| Hans 
        J. Wulff,  
        October 2007 A 
        Letter on “Calexico Next Exit”  
        Some films appear out of thin air, like figures 
        emerging from the fog. Discovery without advance notice. Film Festival 
        Osnabrück, Saturday evening. The film is over, the one whose title 
        we knew but nothing else. After the film: A certain element of surprise 
        still lingers, as it sometimes does with films you know nothing about. 
        “Not a band film!”, the young woman who moderated the screening 
        warned. And then it starts, with one of the lightest and most carefree 
        of film beginnings seen in years. The band begins slowly, searching and 
        a bit hesitant. Both filmmakers use the song’s initial calm to introduce 
        the central characters. Rhythmically confident in gesture and movement, 
        it is an indication of the film’s allure and that of its figures. 
        Then the music sets in – a cut to the road passing by. It is a never-ending, 
        gliding movement, a rhythm that is sustained right up to the last minute 
        on screen.
 Movement; this is also one of the deeper themes surrounding the film. 
        The tour manager was first included into the concept during editing; she 
        talks about the strain of organizing tours or concerts and the desire 
        that goes along with it. About the continuous movement of life on tour. 
        About how friendly the people are that she meets while traveling (and 
        about television’s perfidious tendency to only talk about the negative 
        qualities of human behavior). It is, however, not a road movie.
 It is also not about “Calexico”, the German American band 
        named after the Mexican border town and, in turn, namesake of the film. 
        Few concert clips but an entire array of cut images in quick succession 
        that show the band setting up the stage in different cities. Then another 
        radical departure of visual tempo: Flowing phrases lend an ethereal sound 
        to some of the slower pieces, as if the wind is driving the music apart. 
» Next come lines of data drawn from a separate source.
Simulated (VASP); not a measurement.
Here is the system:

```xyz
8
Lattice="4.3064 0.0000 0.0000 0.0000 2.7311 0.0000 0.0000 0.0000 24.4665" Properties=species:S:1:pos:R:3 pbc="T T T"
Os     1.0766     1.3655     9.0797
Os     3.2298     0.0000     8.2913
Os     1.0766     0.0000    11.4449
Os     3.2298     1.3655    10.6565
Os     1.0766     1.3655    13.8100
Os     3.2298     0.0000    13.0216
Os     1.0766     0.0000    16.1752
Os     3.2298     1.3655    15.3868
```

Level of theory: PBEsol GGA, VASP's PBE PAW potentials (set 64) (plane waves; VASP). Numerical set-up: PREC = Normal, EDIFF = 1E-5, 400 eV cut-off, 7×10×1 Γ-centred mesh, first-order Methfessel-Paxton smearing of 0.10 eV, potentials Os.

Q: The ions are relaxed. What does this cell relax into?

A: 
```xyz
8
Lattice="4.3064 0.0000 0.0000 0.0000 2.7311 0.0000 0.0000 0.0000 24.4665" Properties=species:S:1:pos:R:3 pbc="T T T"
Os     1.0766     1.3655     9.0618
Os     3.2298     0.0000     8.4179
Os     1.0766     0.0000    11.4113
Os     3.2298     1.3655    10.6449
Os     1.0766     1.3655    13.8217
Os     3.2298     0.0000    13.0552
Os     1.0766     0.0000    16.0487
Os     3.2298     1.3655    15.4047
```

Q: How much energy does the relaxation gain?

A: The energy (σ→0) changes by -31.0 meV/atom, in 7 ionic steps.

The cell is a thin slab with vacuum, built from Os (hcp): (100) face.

        And to go along with it are pictures of vacant, often desolate street 
        scenes instead of images of the band. The music’s mournful, yearning 
        cadence takes hold of the pictures. These intermediate, transitional scenes 
        are much more pivotal than they first seem to be – the more often 
        one sees them, the more they appear to become an allegorical center of 
        narrative and to signalize a force behind these empty, vacant images that 
        extends beyond everyday life. A force self-sufficient and blind, one that 
        wants nothing, neither wealth nor eternal life.
 
 The fans appear to be familiar with this energy and idiosyncratically 
        direct it towards the group making the music. It is not just any type 
        of music but rather a certain sound, a certain rhythm, a certain affective 
        attitude (the film does not delve into the deeper, emotional layers the 
        music addresses but instead respects these as something private and protected). 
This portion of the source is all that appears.